I have a dataframe with one of the columns as a list and another column as a dictionary. However, this is not consistent. It could be a single element or NULL too
df = pd.DataFrame({'item_id':[1,1,1,2,3,4,4],
'shop_id':['S1','S2','S3','S2','S3','S1','S2'],
'price_list':["{'10':['S1','S2'], '20':['S3'], '30':['S4']}","{'10':['S1','S2'], '20':['S3'], '30':['S4']}","{'10':['S1','S2'], '20':['S3'], '30':['S4']}",'50','NaN',"{'10':['S1','S2','S3'],'25':['S4']}","{'10':['S1','S2','S3'],'25':['S4']}"]})

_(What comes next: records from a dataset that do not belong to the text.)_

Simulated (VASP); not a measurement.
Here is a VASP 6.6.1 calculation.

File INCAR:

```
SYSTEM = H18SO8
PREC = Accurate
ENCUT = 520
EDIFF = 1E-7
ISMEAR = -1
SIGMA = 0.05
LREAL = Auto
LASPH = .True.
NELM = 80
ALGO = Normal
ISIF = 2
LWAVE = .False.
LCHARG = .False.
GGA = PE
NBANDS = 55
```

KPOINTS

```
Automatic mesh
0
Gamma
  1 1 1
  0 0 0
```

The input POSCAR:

+---------+---------+--------------------------------------------------+
| item_id | shop_id | price_list |
+---------+---------+--------------------------------------------------+
| 1 | S1 | {'10': ['S1', 'S2'], '20': ['S3'], '30': ['S4']} |
| 1 | S2 | {'10': ['S1', 'S2'], '20': ['S3'], '30': ['S4']} |
| 1 | S3 | {'10': ['S1', 'S2'], '20': ['S3'], '30': ['S4']} |
| 2 | S2 | 50 |
| 3 | S3 | NaN |
| 4 | S1 | {'10': ['S1', 'S2', 'S3'], '25': ['S4']} |
| 4 | S2 | {'10': ['S1', 'S2', 'S3'], '25': ['S4']} |
+---------+---------+--------------------------------------------------+
I would like this to be expanded as this:
+---------+---------+-------+
| item_id | shop_id | price |
+---------+---------+-------+
| 1 | S1 | 10 |
| 1 | S2 | 10 |
| 1 | S3 | 20 |
| 2 | S2 | 50 |
| 3 | S3 | NaN |
| 4 | S1 | 10 |
| 4 | S2 | 10 |
+---------+---------+-------+
I have tried with apply :
def get_price(row):
if row['price_list'][0]=='{':
prices = eval(row['price_list'])
for key,value in prices.items():
if str(row['shop_id']) in value:
price = key
break
price = np.nan
else:
price = row["price_list"]
return price
df['price'] = df.apply(lambda row: get_price(row),axis=1)
(The dictionary elements in the price_list column are actually strings, so I need them to be evaluated as dicts first.)
But the above approach takes a lot of time since my dataframe is pretty large.
Hence I tried using multiprocessing. My approach using multiprocessing is as below:
def get_price(row):
if row['price_list'][0]=='{':
prices = eval(row['price_list'])
for key,value in prices.items():
if str(row['shop_id']) in value:
price = key
break
price = np.nan
else:
price = row["price_list"]
return price
def parallelize(data, get_price, num_of_processes):
data_split = np.array_split(data, num_of_processes)
pool = mp.Pool(num_of_processes)
data = pd.concat(pool.map(get_price, data_split))
pool.close()
pool.join()
return data
def run_on_subset(get_price, data_subset):
data_subset['price'] = data_subset.apply(get_price, axis=1)
return data_subset
def parallelize_on_rows(data, get_price, num_of_processes):
return parallelize(data, partial(run_on_subset, get_price), num_of_processes)
df = parallelize_on_rows(df,get_price,num_processes)
Now, while I used to run apply on a single core, it will go all the way through. But after using multiprocessing with all 4 cores I get out of memory error and the kernel dies.
I have 16Gb of RAM and 4 cores. When the script starts, I'm already using 8Gb. I'm running 64-bit Python 3.6.
I'm running linux and just using Pool from multiprocessing.
How can I run the script all the way through using multiprocessing without using fewer cores?